Is the presumption that prison workers would not want the jobs? My (limited) information is that these jobs provide something valuable to the prisoners themselves- some sense of purpose, satisfaction, relief from the boredom of life in a cell. We may regret that so many are wasting lives in incarceration but that is a separate issue. And if the products of the prison workshops are often going to public sector uses – firefighters suits, government office furniture etc, it just seems like a sensible response to the circumstances.
Dear Bob,
Thanks for this, but it seems you have missed the central point of my argument. It’s not about whether being employed is useful for prisoners, or whether they like having jobs. Rather the piece and my review are asserting that the chief ethical failure is the one at the root of appropriating prisoners’ labor: turning living, breathing people into fungible assets, into profit. It’s dehumanizing and we should be ashamed that it happens in our names.
Sort of like every other job I’ve had? I guess I don’t have the same sense of outrage, but the show looked great. Just thinking through the interesting ramifications if any of the works were to sell…
While the morality of prisons, especially in the States is thrown off with the grotesqueness of privatized penitentiaries, convicts are still essentially property of the state. They have no voice at all….and we all like that it that way.
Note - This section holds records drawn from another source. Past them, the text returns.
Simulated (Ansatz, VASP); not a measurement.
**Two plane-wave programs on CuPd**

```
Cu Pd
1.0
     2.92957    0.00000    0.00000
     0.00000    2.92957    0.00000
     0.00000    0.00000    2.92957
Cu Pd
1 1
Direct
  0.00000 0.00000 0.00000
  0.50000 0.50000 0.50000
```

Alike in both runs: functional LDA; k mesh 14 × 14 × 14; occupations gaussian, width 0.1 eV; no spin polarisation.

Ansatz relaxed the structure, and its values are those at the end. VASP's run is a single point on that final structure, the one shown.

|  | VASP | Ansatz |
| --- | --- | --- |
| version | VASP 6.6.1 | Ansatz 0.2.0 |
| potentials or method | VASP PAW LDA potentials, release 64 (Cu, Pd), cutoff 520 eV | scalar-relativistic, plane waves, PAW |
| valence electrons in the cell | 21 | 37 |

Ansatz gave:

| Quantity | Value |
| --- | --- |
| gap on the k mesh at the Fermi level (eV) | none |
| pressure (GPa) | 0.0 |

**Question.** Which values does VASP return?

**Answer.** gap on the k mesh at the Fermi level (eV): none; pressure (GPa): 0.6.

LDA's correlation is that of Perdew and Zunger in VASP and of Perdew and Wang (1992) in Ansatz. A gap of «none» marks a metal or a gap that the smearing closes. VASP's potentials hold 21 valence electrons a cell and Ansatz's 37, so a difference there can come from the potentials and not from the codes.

Their choices deemed them unfit for living in the real world, yet they are not assets. it costs the tax-paying citizens or corporate sleeze $32,000 per year per convict to stay alive, eating, healthcare, and TV. Amidst their terrible punishment, they are allowed to work in some of the safest work areas known in history. I agree with Bob, actually no one is forcing them to work, it has always been a privilege that they choose.
What part of breaking the monotony to work is more dehumanizing than already being a convicted felon? It’s actually always had the opposite effect because it allows them to participate in the functions of the real world. A Job.
Dear Romanium,
So if I understand you correctly if one commits a crime at the level of a felony and is convicted, one no longer deserves to be considered human or treated with the dignity normally accorded a human being?
I’m not sure you understood the essence of my argument, nor see that the core calculus of an economic system that purports to be a rising tide that lifts all boats, is one of stealing the value of certain people’s labor, and conceptually reducing them to profit, then making the rest of us complicit in this system by benefiting from the smoothly paved roads, an extensive railroad system, cheaper goods, etc. that are the result.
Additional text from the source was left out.